While Lilith signifies her feminine side, she took an entirely different approach with her surname. She didn’t want to be a queen, an empress or a czarina—instead she chose to be a king. She would go on to elaborate on this concept in her single “King” from her 2021 album, “Created From Filth and Dust.” “I started writing that song in 2019 when I was on tour,” Czar says. “I had been on predominantly male tours and over time the sexism, misogyny and subjugation you experience can start to weigh on you. It stacks up until one day, one little straw and one little comment that wouldn’t be said to a man breaks the heap.

“I was the only woman on this summer festival tour and a man said something to me that he wouldn’t have if I had a dick,” she continues. “I lost it, but I didn’t cause a scene or anything. I just lost it in the sense that I went back to my bus and started writing ‘King.’ The first lyric I wrote is, ‘If it’s a man’s world, I don’t want to be queen / If it’s a man’s world, I want to be king.’ And that’s where it started.”

Photo by Dylan Schattman 

Photo by Dylan Schattman 

From “King,” Czar would go on to craft an album centered on self-liberation and unapologetic self-expression. She used this album to break away from her earlier work, not only bringing a much harder sound to the record, but straying away almost entirely from love songs. “Created From Filth and Dust” is all about taking the power back.

“The beginning of the album actually starts with a poem, which is essentially the story of women or anyone who’s ever felt ignored, put down, cast away or oppressed,” Czar says. “It talks about the people in their ivory towers who are a bunch of hypocrites. The album then goes into a song called ‘Feed My Chaos,’ which is about not being defined by one thing and being a walking dichotomy. Being defined by ugliness and beauty, heaven and hell, kindness and rage—it’s a song about not letting others pigeonhole you into what they want you to be.”

Throughout the album, Czar is fighting back against various forces. In “King,” she’s fighting against the patriarchy. “Anarchy” showcases her rebellion from societal expectations. Her songs “Lola” and “Diamonds to Dust” are about pushing away from forces that attempt to hold power over you. Throughout the entire album Czar is taking a stand against the music industry and the restrictions it’s placed upon her.

Czar began her career as the frontwoman of the band Automatic Loveletter and gained notoriety performing on the Warped Tour Summer circuit. Czar then branched out by competing on the second season of “The Voice,” which allowed her to gain a larger audience as a solo artist. And though her career was on the rise, she struggled to obtain creative freedom from her record labels and hadn’t been able to make music her way—until now.

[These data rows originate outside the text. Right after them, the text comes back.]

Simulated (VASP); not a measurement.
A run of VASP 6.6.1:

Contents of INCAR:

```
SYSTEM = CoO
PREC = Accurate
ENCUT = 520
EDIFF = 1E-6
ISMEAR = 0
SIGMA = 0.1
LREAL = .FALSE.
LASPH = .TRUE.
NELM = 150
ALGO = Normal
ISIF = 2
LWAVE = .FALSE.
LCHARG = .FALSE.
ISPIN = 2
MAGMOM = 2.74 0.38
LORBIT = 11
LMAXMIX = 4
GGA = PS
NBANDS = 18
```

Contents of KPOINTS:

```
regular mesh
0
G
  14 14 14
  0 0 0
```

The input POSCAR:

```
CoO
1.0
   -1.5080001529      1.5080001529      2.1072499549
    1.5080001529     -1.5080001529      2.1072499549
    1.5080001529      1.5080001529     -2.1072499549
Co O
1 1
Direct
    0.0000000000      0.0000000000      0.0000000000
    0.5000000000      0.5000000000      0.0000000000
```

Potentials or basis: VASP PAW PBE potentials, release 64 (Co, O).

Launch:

“[This album] is what I wanted my sound to be all along,” Czar says. “It’s my own sound, as opposed to my music being steered towards sounding like another artist’s style of music. I would always try to say, ‘Can’t we originate something ourselves rather than having it sound like someone else?’ But I would say this record is the most me to date.”

“Created From Filth and Dust” encapsulates who Lilith Czar is, however, it was not a completely solo project. Czar worked closely with producer and songwriter Scott Stevens, who also appears on projects with Halestorm, Shinedown and In This Moment. She also covers Stevie Nicks’ iconic 1982 single, “Edge of Seventeen,” which follows the album’s themes of creation, death and rebirth. Then there’s “Bad Love,” which was written by Juliet Simms before she was metaphorically killed off.

“‘Bad Love’ was put on the record because that song was written at the beginning of the creation of ‘Created From Filth and Dust,’” she continues. “That song and ‘Burn With Me’ are probably the two songs that stand out the most on the album. Sonically, they don’t quite fit in with the rest of the record, but I felt like they needed to be put on there because they were the strike that lit the match.”

Photo by Dylan Schattman 

Photo by Dylan Schattman 

“Created From Filth and Dust” was released on April 23, 2021 and over the last year and change, she’s been promoting it through music videos as well as supporting Halestorm and The Pretty Reckless on their summer 2022 tour. In that time, her fans have been able to appreciate the album’s 12 tracks and now, she has new music waiting in the wings.

“I’m trying to make a deluxe version of the album happen this year,” Czar says. “There’ll be a couple more stripped [down] songs on the more vulnerable side, but they’re powerful in tone and lyrics. One of the songs is called ‘Break My Spirit,’ which is about a person who will remain nameless I had to deal with professionally. I’m telling them to fuck off and that they won’t break this girl. That song felt good to put that ‘fuck you’ onto paper.

“There’s another song called ‘Twilight’ that my fans have been wanting me to release for years and I’m praying that I can get it on the deluxe,” she continues. “It’s a song about getting older and asking the question, ‘Are you still going to love me in the twilight of my days?’ It speaks to normalizing aging and the way we’re all getting older at the same time. But it’s also a song about loving one another despite all the flaws that come with life.”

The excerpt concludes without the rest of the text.